Matter & Opinion: Existing Buildings—K-12 Schools
Join HMFHers Suni Dillard, James Liebman and Gary Brock at the Boston Society of Architecture’s upcoming web series Matter & Opinion: Existing Buildings this August as they explore the environmental and community benefits associated with the renovation of educational facilities.
In response to Boston’s commitment to becoming a carbon-neutral city by 2050, it is now more important than ever that we utilize the resources we have on hand. Deep energy retrofits and adaptive reuse of existing buildings provide incredible opportunity for reduced embodied carbon while simultaneously supporting community values and historic preservation. Through the Matter & Opinion: Existing Buildings web series, architects and clients share successful experiences leading complex renovation projects. HMFHers will discuss how existing schools that no longer serve their purpose can be renovated into forward-thinking, sustainable educational facilities.
Bristol County Agricultural High School: Gilbert Hall
Firm sustainability leader and Associate Suni Dillard will be joined by Adele Sands, the Director and Superintendent at Bristol Aggie, to elaborate on the steps taken to improve operational energy performance in the renovation of Gilbert Hall.
Gilbert Hall is a 69,000 sf academic hall at the heart of the new and updated Bristol County Agricultural High School campus, renovated to accommodate Bristol Aggie’s arboriculture program, a design lab and an indoor climbing lab. The existing Gilbert Hall structure, while not suited for the future educational needs of the school, provided lots of potential. With large windows to let in natural light, quality concrete and masonry able to be repurposed to save on embodied carbon and a historic and symbolic significance among the Bristol Aggie community, Gilbert Hall was ideal candidate for a gut renovation.
Cambridge Rindge and Latin School
An expert in energy-efficient design and an Associate at HMFH, Gary Brock will discuss in depth the unique elements of this complex renovation that contributed to the overall performance of the finished building.

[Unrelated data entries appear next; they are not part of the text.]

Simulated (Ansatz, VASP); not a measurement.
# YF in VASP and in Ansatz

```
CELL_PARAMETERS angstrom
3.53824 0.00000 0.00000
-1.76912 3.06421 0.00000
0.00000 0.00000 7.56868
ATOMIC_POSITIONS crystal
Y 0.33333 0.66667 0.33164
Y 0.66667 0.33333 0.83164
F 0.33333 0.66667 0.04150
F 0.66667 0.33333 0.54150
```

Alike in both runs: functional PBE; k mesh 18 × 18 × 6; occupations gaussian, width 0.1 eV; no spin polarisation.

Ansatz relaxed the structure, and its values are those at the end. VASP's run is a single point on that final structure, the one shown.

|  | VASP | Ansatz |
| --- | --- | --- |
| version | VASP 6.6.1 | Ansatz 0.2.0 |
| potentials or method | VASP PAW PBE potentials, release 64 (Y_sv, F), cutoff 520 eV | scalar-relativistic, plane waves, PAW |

The redesign of Cambridge’s 400,000 sf, multi-building high school was initially launched to address a failing roof and inefficient mechanical systems, however, the city and HMFH saw the potential to also improve the buildings performance and quality to reinforce the city’s interest in sustainability and commitment to its public schools. The comprehensive phased renovation of the Cambridge Rindge and Latin School was designed and constructed with sustainability in mind; energy efficient systems resulted in a net an energy savings of 2.5 million lbs. of CO2 per year and 95% of all construction waste was diverted from landfills.
Bridge Boston Charter School
Senior Associate James Liebman will be joined by the Bridge Boston Board of Trustees President Beth Kressley-Goldstein to discuss the various challenges that present themselves in a complex renovation project and the creative design solutions achieved as a result.
To create a permanent home for Bridge Boston Charter School that ties place to mission, HMFH transformed a former bunker-like community health center into a safe, welcoming environment that nurtures the whole child. Numerous advantages including an unoccupied site and an existing building that holds value within the community contributed toward the decision to renovate rather than build a new facility for the charter school.